When I got back from London, everyone on the program was buzzing about Frank McGee, who had seemingly taken leave of his senses. He had plunged into a flagrant love affair with a young black production assistant named Mamye, and had left his wife to live with her. It was unbelievable. Frank had been married happily, or so we thought, for many years to his wife, Sue. He never took a trip for
Today
without her. She used to travel with him during the times he worked day and night at the political conventions. It seemed the most secure of marriages.

The only possible hint that it wasn’t, was when I heard that Frank and his wife used to drink something like a pitcher of martinis a night. Do you drink until you are practically blotto every night if you are really happy? Nevertheless, we who worked with Frank were mystified as to why Frank suddenly upped and left his wife for Mamye. Mamye, who had babysat for Frank and Sue’s grandchildren. Mamye, whom we all knew as fun, giggly, inefficient, and not even particularly pretty. How the drama stayed in-house and did not end up in the columns is beyond reckoning. But it didn’t. We all kept it a secret. Just try that today. In this day and age it would be front-page fodder for the tabloids, all over the Internet, and with ten-minute updates on cable news shows.

But although it was a secret, we were noticing some changes in Frank. In the past he would have his makeup applied and his silvery hair combed in the large dressing room with the rest of us. Now he insisted on having his own dressing room, even though the other room was small and cramped. There were rumors that his hair was falling out. His skin tone seemed paler.

Although he never said a word, we began to wonder if he was ill. But when a man is ill, isn’t that when he most wants to be with his long-faithful wife? Surely this was not the moment to run off with someone less than half his age. Or was it? It all seemed so crazy. But because Frank was more distant than ever, none of us were privy to his thoughts or feelings.

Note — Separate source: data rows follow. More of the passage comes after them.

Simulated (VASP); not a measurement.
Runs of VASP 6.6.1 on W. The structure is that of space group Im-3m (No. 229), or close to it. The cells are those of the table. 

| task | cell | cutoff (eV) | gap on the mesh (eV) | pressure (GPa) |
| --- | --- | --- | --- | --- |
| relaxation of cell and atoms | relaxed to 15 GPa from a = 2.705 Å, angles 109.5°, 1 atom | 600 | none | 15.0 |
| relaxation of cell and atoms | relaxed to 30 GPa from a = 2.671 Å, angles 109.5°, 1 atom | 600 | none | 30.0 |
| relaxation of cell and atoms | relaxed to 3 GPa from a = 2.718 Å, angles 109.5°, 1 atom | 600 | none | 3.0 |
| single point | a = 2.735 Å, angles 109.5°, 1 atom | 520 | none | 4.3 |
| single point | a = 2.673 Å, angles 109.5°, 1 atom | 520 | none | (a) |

In the midst of all this drama my friend and agent, Lee Stevens, was negotiating my new three-year contract with NBC. It was September 1973, and with
Not for Women Only
now being syndicated in some eighty cities, Lee felt he was dealing from a position of strength. It turned out he was. He got me a substantial raise but was not interested just in getting more money for me. Lee put in the contract that if Frank were ever to leave the program, voluntarily or involuntarily, I was to have the title of cohost with whoever succeeded him.

It wasn’t surprising that no one at NBC questioned that clause. The brass doing the negotiations believed that Frank would be doing the program for years to come. Our ratings were solid, and he was only fifty-one. Therefore the chance that they might have to make me a permanent cohost must have seemed ridiculously slim, certainly not within the three years of the contract they were currently negotiating. So NBC included that clause. I signed off on the deal and continued to get my own interviews outside the studio. There were plenty of interviews to get.

A scandal of historic proportions was engulfing the Nixon White House in 1973. Watergate was in full bloom, and all the players in the daily headlines were in Washington. So, for much of that tumultuous time, was I.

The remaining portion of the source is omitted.